Across The Border

Gold sparkles amid global gloom to brighten mining sector

As other assets slump, gold is on a roll, but views are mixed on whether it will hold up amid continuing economic uncertainty

PUBLISHED : Wednesday, 17 February, 2016, 2:15pm
UPDATED : Thursday, 25 February, 2016, 3:21pm

Gold miners have struck it lucky so far this year. With equities and non-gold commodities tanking amid slow global trade and raw materials oversupply, investors have traded risky assets for defensive options, sending the gold price soaring.

Sentiment on Chinese gold related stocks improved considerably when trading resumed after the Lunar New Year, driven by the gold price rally, though they retreated slightly this week when gold weakened after some analysts questioned if the rally could continue.

In Shanghai, Shandong Gold Mining shares soared 32 per cent this month to hit a six-month high of 23.39 yuan (HK$27.94) on Tuesday before dropping to 22.63 yuan at the Wednesday morning close.

In Hong Kong, Zijin Mining is up 27 per cent this month to close at HK$2.19 on Wednesday morning, after hitting a eight-month high of HK$2.36 last Friday.

Their strong performance came as spot gold rallied, hitting a one-year high of US$1,263.48 per ounce on February 11, up 18 per cent for the year. That was a record 44 times the price of oil, according to Deutsche Bank. Bullion brokers GoldCore declared a bull market, and Nomura analysts said US$1,300 was on the cards.

However, the rally retreated this week after the stock market bounced back – minimising the appeal of gold as the traditional safe bet amid a slumping market.

Goldman Sachs released a report on Tuesday saying last week’s rally wasn’t justified. After that, gold dropped 1.5 per cent to US$1,191.02 an ounce on Tuesday before bouncing back to US$1,207.95 at noon Wednesday in Hong Kong. Even with the retreat this week, gold is still up 13 per cent this year and has risen about 7 per cent this month alone.

By contrast, the MSCI World equities index is down 10 per cent year-to-date, while US crude oil has plunged 20 per cent. Fears of a global recession are rising as the global growth outlook deteriorates.

“The market is in full ‘capital preservation’ mode and gold is regaining its appeal as investors shun all but the safest asset classes,” said Simon Colvin, a research analyst at Markit.

The pick-up in gold price and demand, combined with the idea that the commodity may be recession-proof, is a boon for precious metals producers which have struggled for profitability in recent times.

“As gold prices trended lower post-2013, gold miners have focused on cost efficiency and capex cuts to maintain margins and service debt,” Nomura analysts wrote last month. “To achieve a lower cost profile, many gold miners have opted to mine higher grade reserves at the expense of shortening average reserve life of the industry.”

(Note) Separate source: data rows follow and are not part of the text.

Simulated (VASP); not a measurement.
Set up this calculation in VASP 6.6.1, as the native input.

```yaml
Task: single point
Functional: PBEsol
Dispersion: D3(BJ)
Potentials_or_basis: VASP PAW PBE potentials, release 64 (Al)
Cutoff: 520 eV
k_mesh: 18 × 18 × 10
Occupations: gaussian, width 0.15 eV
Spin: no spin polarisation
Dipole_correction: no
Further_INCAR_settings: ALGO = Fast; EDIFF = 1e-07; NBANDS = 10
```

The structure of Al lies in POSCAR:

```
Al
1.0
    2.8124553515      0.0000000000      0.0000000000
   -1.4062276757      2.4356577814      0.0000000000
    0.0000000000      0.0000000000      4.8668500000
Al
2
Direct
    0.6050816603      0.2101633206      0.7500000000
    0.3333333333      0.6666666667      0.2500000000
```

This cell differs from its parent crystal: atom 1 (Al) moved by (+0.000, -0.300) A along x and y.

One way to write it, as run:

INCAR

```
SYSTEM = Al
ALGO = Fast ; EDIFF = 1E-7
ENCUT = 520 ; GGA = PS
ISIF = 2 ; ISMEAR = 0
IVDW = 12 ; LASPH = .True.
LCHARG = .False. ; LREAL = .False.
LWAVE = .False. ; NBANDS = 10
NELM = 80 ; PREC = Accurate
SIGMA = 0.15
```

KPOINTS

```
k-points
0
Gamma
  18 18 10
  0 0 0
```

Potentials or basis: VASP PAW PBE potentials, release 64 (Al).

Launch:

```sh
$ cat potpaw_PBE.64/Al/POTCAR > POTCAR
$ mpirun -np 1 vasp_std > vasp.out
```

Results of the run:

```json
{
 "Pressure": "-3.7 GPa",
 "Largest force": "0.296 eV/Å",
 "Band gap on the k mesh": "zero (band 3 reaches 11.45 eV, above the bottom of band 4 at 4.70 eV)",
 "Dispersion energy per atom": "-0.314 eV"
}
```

Being a long-term business – it can take over a decade to develop a mine to production – it isn’t easy for mining companies to respond to immediate market conditions. But prolonged high prices would provide welcome breathing space.

The market is in full ‘capital preservation’ mode and gold is regaining its appeal as investors shun all but the safest asset classes
Simon Colvin, Markit

Gold’s lustre could be further enhanced by moves to mitigate the downturn, like US dollar devaluation or the scaling back of planned interest rate rises by the US Federal Open Market Committee, according to JP Morgan senior analyst Marko Kolanovic.

“In an unlikely tail scenario that we see as a temporary loss of confidence in central banks, gold would likely benefit as well,” Kolanovic wrote last week.

While the past 12 months have seen dramatic swings in investor preference, China’s lust for gold has been consistent and increasingly evident over the past five years.

Around 3,000 tons of gold were mined worldwide in 2015. Export data shows around 1,000 tons entered China via Hong Kong, while most of the 500 tons mined domestically stayed in the country.

“China has evolved from being a non-existent global gold buyer to importing the equivalent of 40 per cent of the gold unearthed last year,” John LaForge, co-head of real asset strategy at Wells Fargo, wrote in a note last week.

Since a ban on private ownership of bullion was lifted in 2004, consumer demand has grown, generally peaking around Lunar New Year.

“Now that gold can be bought, we are beginning to see the impact in the consumption data – and it is big,” LaForge wrote.

But analysts agree retail sales figures don’t yet show a consumer gold rush motivated by currency hedging – although extended yuan devaluation and a rising consumer economy could generate that scenario.

For now, the Chinese government is the big buyer, the World Gold Council data shows. The country’s gold reserves grew at a monthly average of 17 tons through the second half of 2015, despite its foreign exchange reserves shrinking by US$512 billion over the year.

Only Russia has been buying gold faster, both countries seeking to diversify their reserves and reduce their exposure to the US dollar amid global economic uncertainty.

Analysts warn the gold rally may only be a short term phenomena. Goldman Sachs analysts say it will sink as far as US$1,000, while others are hedging on whether the metal is a good bet.

“Gold’s strength is probably going to be relatively short term, but there is an upside risk to gold, if the view that China is going to pull the whole world into recession becomes stronger,” Citigroup metals strategist David Wilson said.